Climate Change Information

Changes in the Earth’s climate is not something new and these changes have had a profound influence on the history of life on the planet.

These natural variations occurred through internal fluctuations that exchange energy, water and carbon between the atmosphere, oceans, land and ice, and from external influences on the climate system, including variations in the energy received from the sun and the effects of volcanic eruptions.

Ice cores and geological records show that the global temperature has changed over the last 800,000 years when compared to the average temperature of the Earth over the last 1,000 years.


There have been warming periods where temperatures were slightly higher than those we experience today. Through these periods, sea levels were far higher. For example, 125,000 years ago, sea levels were 5 – 10 m higher than they are today due to melting of ice sheets. There are also times in Earth’s history when there were very cold glacial periods, otherwise known as ‘Ice Ages’.

These global climate change has typically occurred very slowly over thousands or millions of years and have been caused by many natural factors, variations in output energy from the sun, changes in the Earth’s orbit, changes in ocean circulation and changes in composition of the atmosphere.

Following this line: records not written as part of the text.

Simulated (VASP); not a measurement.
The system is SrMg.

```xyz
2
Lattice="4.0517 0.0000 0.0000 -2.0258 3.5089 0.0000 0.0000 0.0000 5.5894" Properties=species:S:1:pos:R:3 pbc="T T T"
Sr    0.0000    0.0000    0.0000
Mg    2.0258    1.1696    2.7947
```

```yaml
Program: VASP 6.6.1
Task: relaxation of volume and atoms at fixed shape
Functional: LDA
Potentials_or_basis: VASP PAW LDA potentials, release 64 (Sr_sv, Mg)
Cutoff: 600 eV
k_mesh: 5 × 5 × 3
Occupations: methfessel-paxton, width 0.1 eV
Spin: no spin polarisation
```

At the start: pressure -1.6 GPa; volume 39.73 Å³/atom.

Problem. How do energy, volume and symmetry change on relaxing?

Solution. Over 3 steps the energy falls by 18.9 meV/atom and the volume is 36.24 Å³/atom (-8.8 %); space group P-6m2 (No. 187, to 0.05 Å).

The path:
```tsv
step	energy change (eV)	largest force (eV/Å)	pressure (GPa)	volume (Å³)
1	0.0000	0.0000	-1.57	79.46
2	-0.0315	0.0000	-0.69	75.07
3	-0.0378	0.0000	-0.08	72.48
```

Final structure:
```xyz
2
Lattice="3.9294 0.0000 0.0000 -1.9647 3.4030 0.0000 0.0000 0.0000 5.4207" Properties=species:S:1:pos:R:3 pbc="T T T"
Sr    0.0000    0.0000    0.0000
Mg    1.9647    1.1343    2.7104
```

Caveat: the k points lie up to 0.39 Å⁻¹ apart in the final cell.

Records from thousands of weather stations around the world show the temperature measured at the Earth’s surface has increased substantially over the past century, and especially over the past 50 years. Other evidence from around the world, including warming oceans from surface to depths and reductions in ice and snow cover, provide further proof that planetary scale warming is taking place.

These observations make it clear that climate change is occurring more rapidly than in the past.

What is different about this period of the earth’s history is the influence of human activities on natural climate change and rigorous scientific research demonstrates that the greenhouse gases emitted by human activities are the primary driver.

“Human activities are estimated to have caused approximately 1.0°C of global warming above pre-industrial levels, with a likely range of 0.8°C to 1.2°C. Global warming is likely to reach 1.5°C between 2030 and 2052 if it continues to increase at the current rate” –  IPCC, Special Report – Global Warming of 1.5 ºC

 

Satellites orbiting the Earth and monitoring stations on the ground show that concentrations of greenhouse gases in the atmosphere are increasing, in particular carbon dioxide, which is enhancing the earth’s natural greenhouse effect.


This is leading to rising temperatures and disruption to the climate.

A 1ºC global warming may not seem significant but it takes a vast amount of heat to warm all the oceans, atmosphere and land and these gradual increases in temperature have a wide range of impacts on our daily lives and the frequency and intensity of extreme temperatures. We are already seeing dramatic impacts – altered weather patterns, reduced snow and ice and a rise in sea levels.

The world warmed by about 4ºC – 5ºC over the millennia since the last Ice Age, as part of the natural cycle tied to changes in the Earth’s orbit about the Sun, which drastically changed the conditions on Earth.

If the present accumulation of carbon dioxide in the atmosphere continues unchecked, greenhouse warming of similar magnitude could occur by as soon as the end of this century. This scale and speed of change would pose major challenges to humans and natural systems.

In October 2018, the Intergovernmental Panel on Climate Change (IPCC) issued a special report – Global Warming of 1.5ºC – that advised keeping the rise in global temperatures below 1.5ºC this century would require ‘rapid and far-reaching transitions in energy, land, urban and infrastructure (including transport and buildings), and industrial systems’. The report stresses the vast difference between the devastation from 1.5°C, what’s considered the moderate level of average warming, and 2°C.

“We are the last generation that can prevent irreparable damage to our planet.”
– UN Summit, General Assembly President María Fernanda Espinosa Garcés, UN Summit 2019.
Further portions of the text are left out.